When multiple PCI devices get assigned to a guest right at boot, libxl
incrementally populates the backend tree. The writes for the first of
the devices trigger the backend watch. In turn xen_pcibk_setup_backend()
will set the XenBus state to Initialised, at which point no further
reconfigures would happen unless a device got hotplugged. Arrange for
reconfigure to also get triggered from the backend watch handler.
Signed-off-by: Jan Beulich <jbeulich@suse.com>
Cc: stable@vger.kernel.org
---
I will admit that this isn't entirely race-free (with the guest actually
attaching in parallel), but from the looks of it such a race ought to be
benign (not the least thanks to the mutex). Ideally the tool stack
wouldn't write num_devs until all devices had their information
populated. I tried doing so in libxl, but xen_pcibk_setup_backend()
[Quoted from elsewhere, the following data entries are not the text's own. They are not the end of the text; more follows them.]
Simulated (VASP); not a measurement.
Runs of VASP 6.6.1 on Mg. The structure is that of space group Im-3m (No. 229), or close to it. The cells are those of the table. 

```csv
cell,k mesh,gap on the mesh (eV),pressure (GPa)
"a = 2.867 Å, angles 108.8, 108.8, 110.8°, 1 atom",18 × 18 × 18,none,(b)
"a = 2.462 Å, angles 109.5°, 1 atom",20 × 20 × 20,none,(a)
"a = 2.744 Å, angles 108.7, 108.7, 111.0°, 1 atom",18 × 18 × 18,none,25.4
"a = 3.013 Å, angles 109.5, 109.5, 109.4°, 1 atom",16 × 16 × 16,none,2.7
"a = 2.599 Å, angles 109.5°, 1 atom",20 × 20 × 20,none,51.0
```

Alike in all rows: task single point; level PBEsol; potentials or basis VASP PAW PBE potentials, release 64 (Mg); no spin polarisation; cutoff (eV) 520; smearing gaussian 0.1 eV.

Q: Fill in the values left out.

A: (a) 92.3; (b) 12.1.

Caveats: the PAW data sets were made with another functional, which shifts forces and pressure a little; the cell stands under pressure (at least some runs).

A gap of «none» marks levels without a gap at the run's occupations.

calling xenbus_dev_fatal() when not being able to read that node
prohibits such an approach (or else libxl and driver changes would need
to go into use in lock-step).
I wonder why what is being watched isn't just the num_devs node. Right
now the watch triggers quite frequently without anything relevant
actually having changed (I suppose in at least some cases in response
to writes by the backend itself).
--- a/drivers/xen/xen-pciback/xenbus.c
+++ b/drivers/xen/xen-pciback/xenbus.c
@@ -359,7 +359,8 @@ out:
return err;
}
-static int xen_pcibk_reconfigure(struct xen_pcibk_device *pdev)
+static int xen_pcibk_reconfigure(struct xen_pcibk_device *pdev,
+ enum xenbus_state state)
{
int err = 0;
int num_devs;
@@ -374,8 +375,7 @@ static int xen_pcibk_reconfigure(struct
mutex_lock(&pdev->dev_lock);
/* Make sure we only reconfigure once */
- if (xenbus_read_driver_state(pdev->xdev->nodename) !=
- XenbusStateReconfiguring)
+ if (xenbus_read_driver_state(pdev->xdev->nodename) != state)
goto out;
err = xenbus_scanf(XBT_NIL, pdev->xdev->nodename, "num_devs", "%d",
@@ -500,6 +500,9 @@ static int xen_pcibk_reconfigure(struct
}
}
+ if (state != XenbusStateReconfiguring)
+ goto out;
+
err = xenbus_switch_state(pdev->xdev, XenbusStateReconfigured);
if (err) {
xenbus_dev_fatal(pdev->xdev, err,
@@ -525,7 +528,7 @@ static void xen_pcibk_frontend_changed(s
break;
case XenbusStateReconfiguring:
- xen_pcibk_reconfigure(pdev);
+ xen_pcibk_reconfigure(pdev, XenbusStateReconfiguring);
break;
case XenbusStateConnected:
@@ -664,6 +667,10 @@ static void xen_pcibk_be_watch(struct xe
xen_pcibk_setup_backend(pdev);
break;
+ case XenbusStateInitialised:
+ xen_pcibk_reconfigure(pdev, XenbusStateInitialised);
+ break;
+
default:
break;
}
On 4/7/21 10:37 AM, Jan Beulich wrote:
> When multiple PCI devices get assigned to a guest right at boot, libxl
> incrementally populates the backend tree. The writes for the first of
> the devices trigger the backend watch. In turn xen_pcibk_setup_backend()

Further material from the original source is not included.